# Let $\{A_i\}_{i \in I}$ be a locally finite collection of closed subsets of $X$. Show that the union $\bigcup_{i \in I} A_i$ is closed in $X$.

general-topology

Let $$\{A_i\}_{i \in I}$$ be a locally finite collection of closed subsets of a topological space $$X$$. Show that the union $$\bigcup_{i \in I} A_i$$ is closed in $$X$$.

We are to show that $$\left(\bigcup_{i \in I} A_i \right)^c = \bigcap_{i \in I}A_i^c$$ is open. So let $$x \in \bigcap_{i \in I}A_i^c$$. Since $$\{A_i\}_{i \in I}$$ is locally finite there exists neighbourhood of $$x$$ say $$O$$ such that $$O \cap A_n \ne \emptyset$$ for $$n \in \Bbb N$$.

What results do I have to use now? I'm trying to show that we can find an open set containing $$x$$ that's a contained in $$\bigcap_{i \in I}A_i^c$$.

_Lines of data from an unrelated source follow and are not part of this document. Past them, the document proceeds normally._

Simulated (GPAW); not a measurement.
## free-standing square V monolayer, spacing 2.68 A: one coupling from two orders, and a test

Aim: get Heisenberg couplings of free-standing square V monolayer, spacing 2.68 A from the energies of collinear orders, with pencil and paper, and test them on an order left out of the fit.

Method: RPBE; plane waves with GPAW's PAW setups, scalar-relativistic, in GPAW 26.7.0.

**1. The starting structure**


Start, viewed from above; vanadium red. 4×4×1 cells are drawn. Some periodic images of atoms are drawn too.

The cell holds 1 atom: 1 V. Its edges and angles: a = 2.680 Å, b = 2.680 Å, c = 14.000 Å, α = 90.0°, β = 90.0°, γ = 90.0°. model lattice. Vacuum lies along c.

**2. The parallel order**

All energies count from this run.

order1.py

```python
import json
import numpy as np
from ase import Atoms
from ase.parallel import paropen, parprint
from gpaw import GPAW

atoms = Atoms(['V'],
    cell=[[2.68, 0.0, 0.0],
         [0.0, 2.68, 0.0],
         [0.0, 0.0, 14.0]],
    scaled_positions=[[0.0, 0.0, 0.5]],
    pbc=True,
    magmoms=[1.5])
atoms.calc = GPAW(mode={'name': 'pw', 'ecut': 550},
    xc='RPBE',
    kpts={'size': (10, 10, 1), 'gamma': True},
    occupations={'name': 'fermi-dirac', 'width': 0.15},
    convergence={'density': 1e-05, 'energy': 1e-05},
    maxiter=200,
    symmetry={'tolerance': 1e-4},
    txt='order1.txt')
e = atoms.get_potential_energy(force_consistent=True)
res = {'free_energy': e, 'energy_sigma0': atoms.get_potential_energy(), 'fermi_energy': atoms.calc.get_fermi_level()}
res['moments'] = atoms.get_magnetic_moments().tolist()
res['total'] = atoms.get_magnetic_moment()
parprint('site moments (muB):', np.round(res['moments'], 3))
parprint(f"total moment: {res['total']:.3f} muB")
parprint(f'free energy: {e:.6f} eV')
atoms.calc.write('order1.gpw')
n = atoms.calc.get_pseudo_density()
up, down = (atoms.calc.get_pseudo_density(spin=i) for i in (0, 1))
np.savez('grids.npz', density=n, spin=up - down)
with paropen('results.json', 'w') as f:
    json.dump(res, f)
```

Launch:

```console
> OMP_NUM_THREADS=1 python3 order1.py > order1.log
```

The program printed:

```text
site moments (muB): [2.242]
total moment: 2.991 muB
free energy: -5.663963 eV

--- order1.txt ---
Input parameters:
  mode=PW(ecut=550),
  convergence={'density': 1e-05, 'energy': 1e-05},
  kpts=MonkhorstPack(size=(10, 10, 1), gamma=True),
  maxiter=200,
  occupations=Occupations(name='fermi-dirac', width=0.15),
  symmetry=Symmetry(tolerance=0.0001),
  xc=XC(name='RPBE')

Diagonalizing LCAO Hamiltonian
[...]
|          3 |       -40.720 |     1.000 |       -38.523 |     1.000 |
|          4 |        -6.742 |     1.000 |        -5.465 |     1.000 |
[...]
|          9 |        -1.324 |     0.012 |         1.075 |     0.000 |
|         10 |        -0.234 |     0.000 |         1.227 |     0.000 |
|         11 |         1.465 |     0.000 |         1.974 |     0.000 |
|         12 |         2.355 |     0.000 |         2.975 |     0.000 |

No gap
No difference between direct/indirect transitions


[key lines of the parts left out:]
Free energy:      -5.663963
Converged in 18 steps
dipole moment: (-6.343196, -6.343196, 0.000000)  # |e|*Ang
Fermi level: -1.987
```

Suppose $$x \notin \bigcup_{i \in I} A_i$$, so $$x$$ is in none of the $$A_i$$.
The family being locally finite means there is some open neighbourhood $$U_x$$ of $$x$$ so that $$F:=\{i \in I\mid A_i \cap U_x\neq \emptyset\}$$ is a finite set of indices.
For each $$i \in F$$ we have $$x \notin A_i$$ so some $$O_i$$ open around $$x$$ exists such that $$O_i \cap A_i =\emptyset$$.
Now note that $$O:=U_x \cap \bigcap_i O_i$$ is an open subset containing $$x$$ (as all sets are open and $$F$$ is finite!) so that $$O \cap \left(\bigcup_{i \in I} A_i\right) = \emptyset$$ showing that the union is indeed closed.
($$y \in O$$ means $$y \in U_x$$ so that $$y \notin A_i$$ for $$i \notin F$$ already. For $$i \in F$$ we use $$y \in O_i$$ so $$y \notin A_i$$ too).